Recording the progress of a project commissioned by North York Open Studios and based in the Georgian Theatre Royal, Richmond.
Friday, 3 February 2012
An Initial Visit
I made an initial visit in November. The theatre is small but perfectly formed ! I last saw it a long time ago when I was only 7 or so. My whole family went to Richmond for a very exciting Christmas away - the first time I'd ever spent Christmas away from home. I've never forgotten going to see the pantomime - 'Beauty and the Beast' here. It would have been in the late seventies. I remember it being very hot and crowded - and feeling really part of the performance as it was happening because it was all so close.
I was shown around by a really informative guide - thank you Dave Palmer. Its a museum during the day with regular guided tours. The whole thing has been renovated since I last saw it - I particularly liked all the painted fronts of the seating and the trap doors. The stage is really raked - something you only realise when you stand on it. There are words everywhere - the boxes are named after playwrights of the time, several of whom are now quite obscure. The tour includes being able to see back stage, well, under the stage, and the two rather cramped dressing rooms.

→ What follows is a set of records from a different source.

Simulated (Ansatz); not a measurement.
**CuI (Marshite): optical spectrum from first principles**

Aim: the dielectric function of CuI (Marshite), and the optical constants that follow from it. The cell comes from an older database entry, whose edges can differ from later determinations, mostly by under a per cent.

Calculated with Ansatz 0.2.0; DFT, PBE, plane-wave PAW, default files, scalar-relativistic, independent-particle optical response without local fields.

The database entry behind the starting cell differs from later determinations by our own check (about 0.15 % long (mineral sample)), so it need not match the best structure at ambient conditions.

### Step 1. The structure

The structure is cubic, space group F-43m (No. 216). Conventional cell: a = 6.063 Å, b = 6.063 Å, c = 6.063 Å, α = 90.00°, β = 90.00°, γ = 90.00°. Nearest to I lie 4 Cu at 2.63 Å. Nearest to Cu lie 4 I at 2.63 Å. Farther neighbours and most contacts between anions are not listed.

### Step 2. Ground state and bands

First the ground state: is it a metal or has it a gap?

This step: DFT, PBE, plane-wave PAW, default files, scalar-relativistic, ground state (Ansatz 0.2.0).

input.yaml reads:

These little faces are original paintings that have been preserved. I thought how wonderful that so much remained in place in the building. Apparently the theatre was boarded up for 200 years; it was open for a fairly brief time - from 1788 to 1848 it was full of life and performance - concerts, plays etc. and then almost nothing until it was renovated and reopened in 1963. I was very struck by the fact that it was somewhat forgotten - that it had ever been a theatre and it was used for all sorts of different functions, including as a repository for paper salvage during the war. And now its full of life and light again.
I also particularly liked the many playbills on display - especially their multiplicity of fonts.
The first two plays ever performed there are known - on the 2nd September 1788, 'Inkle and Yarico' and 'The Midnight Hour' were played. I'm really keen to look at these - there's something compelling about the idea of the first words spoken to the audience on that stage.